Icon: John Shirley-Quirk
Michael McManus
Friday, January 3, 2025
Michael McManus celebrates a 20th-century bass-baritone of choice who worked with Britten, creating many of his operatic roles, and made important recordings for Tippett
![John Shirley-Quirk (photo: Clive Barda / ArenaPAL)](/media/254638/john-shirley-quirk.jpg?&width=780&quality=60)
On the occasions that I heard John Shirley-Quirk sing, he was supposedly in the twilight of his career, being well into his fifties or sixties; but he was never less than superb, rock solid in intonation, with perfect diction and inflection. He was also charming to meet, slightly diffident perhaps, but engaging and warm. It would have been easy for me to have put him on a figurative pedestal, for his name conjured up for me the unique qualities of a lost golden era – in both concert hall and recording venue – that had only recently ended, having centred on the extraordinary figure of Benjamin Britten and a time when England really did stand at the forefront of world music-making.
Britten was notoriously mercurial at times, but he did assemble a devoted musical repertory company, all but a tiny handful of whom have now, sadly, passed on. We think of Sviatoslav Richter, Julian Bream, Peter Pears (of course), Heather Harper, Josephine Veasey, Robert Tear, Janet Baker and – always propping everything up vocally – Shirley-Quirk himself.
As a boy growing up in Liverpool, Shirley-Quirk had sung and learnt the violin, and although it was chemistry that he studied at the city’s university, he did receive favourable notices for singing some of Copland’s Old American Songs for the music society there in 1953 (the first set of these, coincidentally, had been premiered in 1950 in Aldeburgh by Pears and Britten). He went on to become a chemistry teacher at a west London college that later became part of Brunel University.

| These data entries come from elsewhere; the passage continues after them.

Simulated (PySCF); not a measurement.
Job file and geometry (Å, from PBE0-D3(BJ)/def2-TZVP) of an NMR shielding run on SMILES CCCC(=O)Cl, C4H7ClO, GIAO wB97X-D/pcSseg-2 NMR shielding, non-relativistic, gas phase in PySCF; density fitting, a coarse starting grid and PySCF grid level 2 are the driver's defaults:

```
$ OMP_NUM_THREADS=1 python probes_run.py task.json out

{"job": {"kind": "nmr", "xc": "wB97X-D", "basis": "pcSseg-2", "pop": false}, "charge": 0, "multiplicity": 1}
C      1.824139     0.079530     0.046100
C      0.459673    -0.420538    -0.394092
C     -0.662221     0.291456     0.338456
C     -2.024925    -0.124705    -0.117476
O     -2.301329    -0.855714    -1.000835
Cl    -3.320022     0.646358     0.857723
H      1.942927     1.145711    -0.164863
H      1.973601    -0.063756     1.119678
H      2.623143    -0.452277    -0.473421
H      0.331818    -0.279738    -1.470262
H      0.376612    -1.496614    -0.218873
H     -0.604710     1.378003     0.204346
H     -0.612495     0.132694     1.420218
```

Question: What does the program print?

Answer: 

Shirley-Quirk never stopped singing, though; and he never stopped working on his technique, which he honed by taking part in numerous semi-professional performances, usually in churches and smaller halls, covering repertoire such as Bach cantatas and Mendelssohn’s St Paul. He studied with Roy Henderson (who also taught Kathleen Ferrier) and in 1961 became a lay clerk at St Paul’s Cathedral, London. In the same year, he was understudy for the role of Gregor Mittenhofer in the UK premiere run of Henze’s Elegy for Young Lovers at Glyndebourne; on July 23 he did sing the role, albeit only from the wings, while Carlos Alexander, who’d lost his voice, mimed the part on stage. In Christmas week 1961, he was still to be found singing seasonal repertoire for the Haywards Heath Music Club, but the following year was rewarded with a full role at Glyndebourne: the Doctor in Pelléas et Mélisande, which he repeated in 1963.
He always identified himself with that very specific beast the bass-baritone, and managed the expectations of conductors with characteristic fastidiousness, as he explained in a Gramophone interview (1/72): ‘My voice is firmly in between baritone and bass … I must feel that the conductor knows what sort of voice I have before he accepts me as one of his soloists. If he’s expecting a big fat bass noise and bottom Ds … even though they’re not written, then he’s going to be disappointed.’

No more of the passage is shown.